Yeah, I really like the stripes too. I wanted them the first time I saw them, and bought 15 the first time I saw them at the LFS.

They can't be too difficult to breed because mine are going crazy. I've had them almost 2 months, and I dug out about 3 dozen babies when I tore my tank down this weekend. It took me longer to get my cherries to breed believe it or not. :lol:


----------



## MiKyongW (Jun 12, 2006)

Caridina gracilirostris -- Rhino shrimp! When healthy they look awesome with their long red noses and clear bodies. They do great in freshwater plant tanks -- the only problem is they need brackish water to reproduce.


----------



## Squawkbert (Jan 3, 2007)

I love the variety that is currently available, colorwise...
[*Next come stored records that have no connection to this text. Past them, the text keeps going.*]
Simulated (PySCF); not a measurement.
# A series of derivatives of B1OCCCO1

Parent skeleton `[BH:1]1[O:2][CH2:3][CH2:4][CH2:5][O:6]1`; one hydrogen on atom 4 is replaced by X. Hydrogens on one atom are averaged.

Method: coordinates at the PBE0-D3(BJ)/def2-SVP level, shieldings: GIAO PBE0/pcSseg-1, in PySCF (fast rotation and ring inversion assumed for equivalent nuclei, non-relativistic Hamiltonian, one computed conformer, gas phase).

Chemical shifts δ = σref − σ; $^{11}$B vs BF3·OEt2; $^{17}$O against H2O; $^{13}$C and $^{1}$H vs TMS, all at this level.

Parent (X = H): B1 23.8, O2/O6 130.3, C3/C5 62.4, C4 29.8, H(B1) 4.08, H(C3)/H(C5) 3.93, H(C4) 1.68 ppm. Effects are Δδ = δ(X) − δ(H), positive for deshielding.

If you shrimp farmers want to make some serious $$$, use the good color stock you have now and start selecting based on size! Bigger shrimp=more demand. The colors are great, but many people won't bother to bend over and look and look and look until they spot the 2 $40 (for example) shrimp in a planted 20 L.


----------



## Perfect Angel (May 17, 2007)

Do I have to choose? Cant I have them both?


----------



## CampCreekTexas (Mar 7, 2007)

Neocaridina heteropoda var. yellow and snowballs. Of course red cherries are just wonderful little things, so I don't think I'll ever be without them. I've had so much fun with them so far, so I thought I'd try out the RCS "cousins" ~ got yellows coming this week and hopefully I'll find some snowballs in a few more weeks.


----------



## PMD (May 3, 2005)

I can definitely see why people are obsessed with the CRS due to all the selective breeding they can do with them. I think the green shrimp is beautiful though. I like how they blend in perfectly with the plants and don't distract from the flora. It's really kinda cool when you're looking over your tank and you spot one.


----------



## mikenas102 (Feb 8, 2006)

Interesting how quickly your tastes change. When the thread was started back in May I voted for snowball shrimp. Now I would much rather have the black bee shrimp. I still don't have either.


----------



## Chuppy (Aug 5, 2007)

Blue Tiger!!!! Crs is nice too... wait.. im confused.. if i can have multiple votes ill vote for all!! im obsessed with shrimps lol!

Drew


----------



## Chuppy (Aug 5, 2007)

Wait.. i can.. so my vote goes to all!


----------



## Lady Elizabeth (Oct 28, 2004)

green shrimp and snowball


----------



## XRTech (Jul 15, 2007)

I personally like the Amano and Green shrimp, but it depends on what kind of scape you have. Different shrimp look good with different scapes. As a whole shrimp are just fun!


----------



## pasd (Aug 26, 2007)

CRS, especially the higher grades like the hinomaru are truly the most beautiful shrimp out there. I wouldn't mind getting a few golden eye blue tiger shrimp as well.


----------



## JKUK (Feb 16, 2007)

Indian zebra shrimps..............easy to keep and breed.


----------



## Robert Hudson (Feb 5, 2004)

Red nosed shrimp










African Giant Filter Shrimp Atya gabonensis


----------



## idonteatfish (Aug 31, 2007)

whoa those are cool shrimps robert...as for me, my favorite is the green shrimp cuz they are fun to try and find when they hide in my plants. i also love my bumble bee shrimps, they are just pretty and awesome


----------



## emorsso (Aug 17, 2006)

I'm with Marlène on this poll. Black Tiger, they are just lovely.


----------



## pawslover (Feb 22, 2006)

Anyone have any experience with the orange color morph of the red cherry shrimp? Does it breed true? As easy to keep as red cherries? Health?


----------



## lampeye (Oct 29, 2007)

AFAIK, the "orange" shrimp are dyed.


----------



## LazyHorse (Jun 9, 2007)

I bought 10 RCS juveniles to start my colony from a member of this forum a while ago, they've now multiplied to between 20-30 in my tank. A few of the newly grown up shrimps seem to have orange innards inside their heads. I don't know if they're color morphs but they're definitely not dyed. Seems to be as healthy and active as the normal RCS though.


----------



## Will Hayward (Sep 2, 2007)

While I'm not a Fanatic, but definitely a fan of shrimp I still have to say Amano for their simplicity and subtle beauty.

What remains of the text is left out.